Railway accidents were frequent and employees were the typical victims. The 1877 British Royal Commission on Railway Accidents reported that from 1872-1875 on average 1308 people were killed each year on the railways, and a further 4236 were injured. More than half of these were employees of the railways (on average 741 deaths each year and 2252 injuries). In 1875, 3 employees were killed for every 1000 people working on the railways. German studies also show that injuries to employees of the railway companies from 1851 to 1879 on average accounted for 76% of all injuries suffered from railway accidents.
Despite injuries on such a large scale, railway employees did not recover compensation against their employers. Prussian railway companies included terms in their contracts with their employees which removed their right to sue under the Prussian Railways Act 1838. Instead, employees had to be content with any private insurance scheme that the company had set up for its employees. In England, railway employees also depended on insurance schemes or gratuitous payments from their employers. In 1877, a railway manager, Captain O’Shea, stated that his company did pay compensation to a workman’s family if he died in a railway accident. But “We treat it as a case of charity; the man has no legal claim on us…[On death] a sum of £10 [worth £460 in 2007] is given [to the family] when there is no particular case of distress. When there is a case of a family, it comes to this, that we employ the children and put them in our service, and give them employment rather than a sum of money.”
A major difficulty for employees using private law to get compensation from their employer for injuries was that they could not prove fault. Indeed, it was found that 90% of accidents occurred because of the employee’s own carelessness. Solutions were found by the legislator.

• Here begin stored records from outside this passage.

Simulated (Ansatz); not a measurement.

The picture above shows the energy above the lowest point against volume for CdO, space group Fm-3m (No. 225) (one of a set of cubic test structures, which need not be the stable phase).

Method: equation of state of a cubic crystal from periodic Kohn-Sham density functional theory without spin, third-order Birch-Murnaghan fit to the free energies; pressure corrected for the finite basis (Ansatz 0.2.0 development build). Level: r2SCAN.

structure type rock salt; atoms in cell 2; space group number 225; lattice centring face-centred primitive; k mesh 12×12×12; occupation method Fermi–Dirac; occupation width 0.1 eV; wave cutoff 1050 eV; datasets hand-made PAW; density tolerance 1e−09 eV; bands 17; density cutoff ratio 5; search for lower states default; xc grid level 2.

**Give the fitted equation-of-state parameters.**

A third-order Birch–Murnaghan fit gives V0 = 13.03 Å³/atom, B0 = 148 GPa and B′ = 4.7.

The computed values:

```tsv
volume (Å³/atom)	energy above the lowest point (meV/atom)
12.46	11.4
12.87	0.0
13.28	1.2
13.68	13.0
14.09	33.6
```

Compensation for employees was created by the legislator, not the courts. The German legislator established liability for injuries to employees in 1871 and this was replaced by an insurance scheme for all employees in 1884. Under this scheme, an employee could obtain compensation from an insurance fund automatically if he suffered an injury at work, without having to wait to sue his employer (and pay a lot of money on lawyers’ fees). The United Kingdom passed a similar law in 1897 and France did the same in 1898.
The legislator also controlled the working hours of railway employees. The British Railways Regulation Act 1893 led to a reduction in fatal accidents. By 1899, there was only one death a year among every 1000 railway employees, rather than the three deaths among every 1000 employees recorded in 1875.